Senior Site Reliability Engineer - GeForce NOW

NVIDIA

NVIDIA

Software Engineering
Multiple locations
Posted on Wednesday, February 7, 2024

We are now looking for a Sr. Site Reliability Engineer (SRE). NVIDIA is looking for a Senior Site Reliability Engineer (SRE) to join its GeForce Now (GFN) team. SRE at NVIDIA ensures that our internal and external facing GPU cloud gaming services have reliability and uptime as promised to the users and at the same time enabling developers to make changes to the existing system through careful preparation and planning while keeping an eye on capacity, latency and performance. As SREs are responsible for the big picture of how our systems relate to each other, we use a breadth of tools and approaches to tackle complex problems.

The person in this position will be responsible for Service Response and Workflows and will drive tools/service development to maintain and improve service SLOs. We partner with Service Owners to drive reliability of the service. The GFN Service is an exciting service in the newly growing game streaming industry.

What you will be doing:

  • Working on building tools to improve the SRE Observability.

  • Be part of Kubernetes migration journey with VMI setup and problem solving.

  • Rapidly debug and triage incidents and user-reported issues

  • Taking ownership of automating, scripting, and tooling of new/existing scripts to help the team achieve 100% automation of daily tasks

  • Support services before they go live through activities such as system design consulting, developing software platforms and frameworks, capacity management and launch reviews.

  • Be part of an on call rotation to support production systems

What we need to see:

  • MS or BS in Computer Science/Engineering or a related field or equivalent experience.

  • 8+ year’s Site reliability engineering experience working on large scale distributed micro services in a production environment with a real passion for automation and tooling.
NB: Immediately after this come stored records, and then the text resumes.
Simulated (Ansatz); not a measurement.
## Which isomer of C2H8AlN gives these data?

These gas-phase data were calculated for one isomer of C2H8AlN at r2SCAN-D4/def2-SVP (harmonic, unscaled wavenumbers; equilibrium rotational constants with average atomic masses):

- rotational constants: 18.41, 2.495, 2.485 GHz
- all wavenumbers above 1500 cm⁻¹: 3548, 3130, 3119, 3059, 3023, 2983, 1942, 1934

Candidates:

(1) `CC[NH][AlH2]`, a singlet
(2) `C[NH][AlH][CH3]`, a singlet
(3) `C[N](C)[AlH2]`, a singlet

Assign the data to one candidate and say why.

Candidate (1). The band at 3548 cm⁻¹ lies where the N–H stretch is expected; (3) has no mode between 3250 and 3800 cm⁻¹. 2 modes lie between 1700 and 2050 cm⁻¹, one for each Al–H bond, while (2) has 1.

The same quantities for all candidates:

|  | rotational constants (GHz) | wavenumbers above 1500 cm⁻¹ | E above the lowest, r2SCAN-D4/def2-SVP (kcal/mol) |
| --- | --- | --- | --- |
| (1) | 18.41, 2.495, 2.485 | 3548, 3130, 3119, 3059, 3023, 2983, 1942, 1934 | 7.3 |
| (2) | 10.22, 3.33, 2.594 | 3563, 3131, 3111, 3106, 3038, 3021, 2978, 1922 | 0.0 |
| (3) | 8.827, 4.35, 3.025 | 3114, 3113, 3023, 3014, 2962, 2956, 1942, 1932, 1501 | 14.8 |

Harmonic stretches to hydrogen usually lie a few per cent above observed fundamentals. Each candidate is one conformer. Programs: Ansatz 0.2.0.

  • Very strong Kubernetes background and ability to understand Kubernetes with complex and highly available VMI setup on K8's.

  • Lead significant production improvements including change management, post-mortem reviews, workflow processes, design and deliver software automation in various languages.

  • Confirmed strengths in problem-solving and root causing issues, while continuously seeking ways to drive optimization, efficiency and the bottom line.

Ways to stand out from the crowd:

  • Previous experience with Datadog, Prometheus, alert manager or similar monitoring systems.

  • Jenkins (or similar CI/CD) setup, configuration, deployment is a requirement

  • Excellent communication, presentation, social, and analytical skills; the ability to communicate complex interaction concepts clearly and persuasively across different audiences and varying levels of the organization.

  • Experience with Stack Storm, Prometheus, and Kubernetes and similar are bonuses.

  • Prior experience as an SRE or Service Engineering is a huge plus.

NVIDIA is widely considered to be one of the technology world’s most desirable employers. We have some of the most forward-thinking and hardworking people in the world working for us. If you're creative and autonomous, we want to hear from you

The base salary range is 164,000 USD - 253,000 USD. Your base salary will be determined based on your location, experience, and the pay of employees in similar positions.

You will also be eligible for equity and benefits. NVIDIA accepts applications on an ongoing basis.

NVIDIA is committed to fostering a diverse work environment and proud to be an equal opportunity employer. As we highly value diversity in our current and future employees, we do not discriminate (including in our hiring and promotion practices) on the basis of race, religion, color, national origin, gender, gender expression, sexual orientation, age, marital status, veteran status, disability status or any other characteristic protected by law.